Manage categorical variables with NA in R

Question

I am using a national survey to run my regression. The df is based on deographic and economic variables and sometime there are missing values that R address as "NA".

I have categorical variables but sometime I find problems: for example I have a variables q which takes value 1 if the individual is an employee, 2 if he/she is a worker but not employee and 3 if the person doesn't work.

I also know that employees can work in the private or public sector; the problem is that sometimes I don't know if the employee is a worker of private or public sector (I have NA).

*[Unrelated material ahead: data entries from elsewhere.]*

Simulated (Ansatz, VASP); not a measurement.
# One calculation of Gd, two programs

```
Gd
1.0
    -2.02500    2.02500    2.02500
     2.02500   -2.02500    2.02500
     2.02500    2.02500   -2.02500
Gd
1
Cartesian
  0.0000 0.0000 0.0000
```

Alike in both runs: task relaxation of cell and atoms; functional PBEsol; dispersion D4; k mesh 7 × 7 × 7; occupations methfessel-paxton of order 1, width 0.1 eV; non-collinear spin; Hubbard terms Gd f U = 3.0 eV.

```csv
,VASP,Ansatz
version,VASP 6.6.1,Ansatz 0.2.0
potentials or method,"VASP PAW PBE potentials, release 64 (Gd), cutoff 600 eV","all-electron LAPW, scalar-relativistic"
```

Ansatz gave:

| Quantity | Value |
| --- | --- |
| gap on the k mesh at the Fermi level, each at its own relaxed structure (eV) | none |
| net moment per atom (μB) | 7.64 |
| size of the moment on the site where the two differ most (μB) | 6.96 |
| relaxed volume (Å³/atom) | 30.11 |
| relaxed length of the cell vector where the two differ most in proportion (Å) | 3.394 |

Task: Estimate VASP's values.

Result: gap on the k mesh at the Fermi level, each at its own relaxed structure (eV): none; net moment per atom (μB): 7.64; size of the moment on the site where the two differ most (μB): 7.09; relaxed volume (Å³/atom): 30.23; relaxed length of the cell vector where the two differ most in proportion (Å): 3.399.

I want to construct a categorical variable taking care if the employee is in the private or public sector:

df$q2 <- ifelse(d.d$q=="3",1,
ifelse(d.d$q=="2",2,
ifelse(d.d$q=="1" & d.d$priv=="1",3,
ifelse(d.d$q=="1" & d.d$pubbl=="1",4,
0))))

df$q2 <- as.factor(d.d$q2)
levels(d.d$q2)
"0","1","2","3","4"

The level 0 I suppos is referred to employee worker for which I don't know the working sector (private or public).

My desidered output is to get only levels 1,2,3,4 and drop level 0; I tried to search on the web but the only solution found is to drop observations.

Just one more question: if I create four dummies from the variable q2:

d.d$not_worker <- ifelse(d.d$q2=="1",1,0)
d.d$public_employee <- ifelse(d.d$q2=="4",1,0)
d.d$private_employee <- ifelse(d.d$q2=="3",1,0)
d.d$worker_not_employee <- ifelse(d.d$q2=="2",1,0)

and then factorized all of them with the command : as.factor() and then running a regression omitting the variable d.d$not_worker could be a soution?

d.d$not_worker <- as.factor(d.d$not_worker)
d.d$public_employee <- as.factor(d.d$public_employee)
d.d$private_employee <- as.factor(d.d$private_employee)
d.d$worker_not_employee <- as.factor(d.d$worker_not_employee)

eq1 <- lm(PIP ~ public_employee + private_employee + worker_not_employee, data=d.d)

Thank you in advance

Why do you want to drop the NA category? Include it in your model. — Roland, Nov 08 '16 at 14:30
I wouldn't drop them but I got the 0 level which is useless for me since I want: not worker / worker not employee / public employee / private employee. — Laura R., Nov 08 '16 at 14:31
Ok, than you; and so I should add na.aciont = na.omit in my lm regression — Laura R., Nov 08 '16 at 14:33
I never said that (although if you don't have any covariates you could do so). However, checking if the NA category is different from or similar to other categories might be useful. — Roland, Nov 08 '16 at 14:35

Manage categorical variables with NA in R

0 Answers0